Comparative Examples 4-6

(13) Examples 1-3 were pursued except that the composition of each component was changed as described in Table 3, wherein the sulfamic acid was not able to dissolve into the aqueous solution of pure water added with sodium hydroxide (shown as Deposit). The results of Comparative Examples 4-6 are shown in Table 3.

(14) TABLE-US-00003 TABLE 3 Comp. Comp. Comp. Example 4 Example 5 Example 6 Main component Comb. Cl Comb. Cl Comb. Cl agent agent agent Pure water (part) 6.6 4.0 6.7 48% NaOH (part) 24.4 26.0 27.3 Sulfamic acid (part) 19.0 20.0 21.0 12% (Cl.sub.2) NaClO (part) 50.0 50.0 45.0 Total (part) 100 100 100 NaOH (Na mol/L) 3.808 4.057 4.260 N (mol/L) 2.545 2.678 2.812 Available Cl (mol/L) 1.099 1.099 0.989 N/Na (mol ratio) 0.67 0.66 0.66 Cl/N (mol ratio) 0.43 0.41 0.35 Cl/Na (mol ratio) 0.29 0.27 0.23 pH (when prepared) Free Cl (when prepared) (mg/L) Total Cl (when prepared) (%) Appearance (when prepared) Deposit Deposit Deposit pH (after 7 days storage at 40 C.) Free Cl(after 7 days storage at 40 C.) (mg/L) Total Cl (after 7 days storage at 40 C.) (%) Appearance (after 7 days storage at 40 C.) Appearance (after 7 days storage at 5 C.)

Comparative Examples 7-8

(15) Examples 1-3 were pursued except that the composition of each component was changed as described in Table 4, wherein the sulfamic acid was not able to dissolve into the aqueous solution of pure water added with sodium hydroxide. Results of Comparative Examples 7-8 ware shown in Table 4.
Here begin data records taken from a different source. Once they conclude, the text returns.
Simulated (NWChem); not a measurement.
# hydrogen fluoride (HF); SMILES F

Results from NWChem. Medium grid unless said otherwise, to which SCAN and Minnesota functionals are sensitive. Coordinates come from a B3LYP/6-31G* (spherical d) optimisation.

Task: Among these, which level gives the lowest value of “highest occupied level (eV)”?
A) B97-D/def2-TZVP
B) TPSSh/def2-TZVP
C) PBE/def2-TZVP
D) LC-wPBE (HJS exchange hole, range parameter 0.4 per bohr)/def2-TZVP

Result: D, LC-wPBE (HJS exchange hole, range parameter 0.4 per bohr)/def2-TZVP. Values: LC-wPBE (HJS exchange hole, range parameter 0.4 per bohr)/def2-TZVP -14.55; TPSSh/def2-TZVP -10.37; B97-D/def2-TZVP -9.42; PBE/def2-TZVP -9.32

(16) TABLE-US-00004 TABLE 4 Comp. Comp. Example 7 Example 8 Main component Comb. Comb. Cl agent Cl agent Pure water (part) 13.6 9.0 48% NaOH (part) 23.4 26.0 Sulfamic acid (part) 18.0 20.0 12% (Cl.sub.2) NaClO (part) 45.0 45.0 Total (part) 100 100 NaOH (Na mol/L) 3.651 4.057 N (mol/L) 2.411 2.678 Available Cl (mol/L) 0.989 0.989 N/Na (mol ratio) 0.66 0.66 Cl/N (mol ratio) 0.41 0.37 Cl/Na (mol ratio) 0.27 0.24 pH (when prepared) Free Cl (when prepared) (mg/L) Total Cl (when prepared) (%) Appearance (when prepared) Deposit Deposit pH(after 7 days storage at 40 C.) Free Cl(after 7 days storage at 40 C.) (mg/L) Total Cl (after 7 days storage at 40 C.) (%) Appearance (after 7 days storage at 40 C.) Appearance (after 7 days storage at 5 C.)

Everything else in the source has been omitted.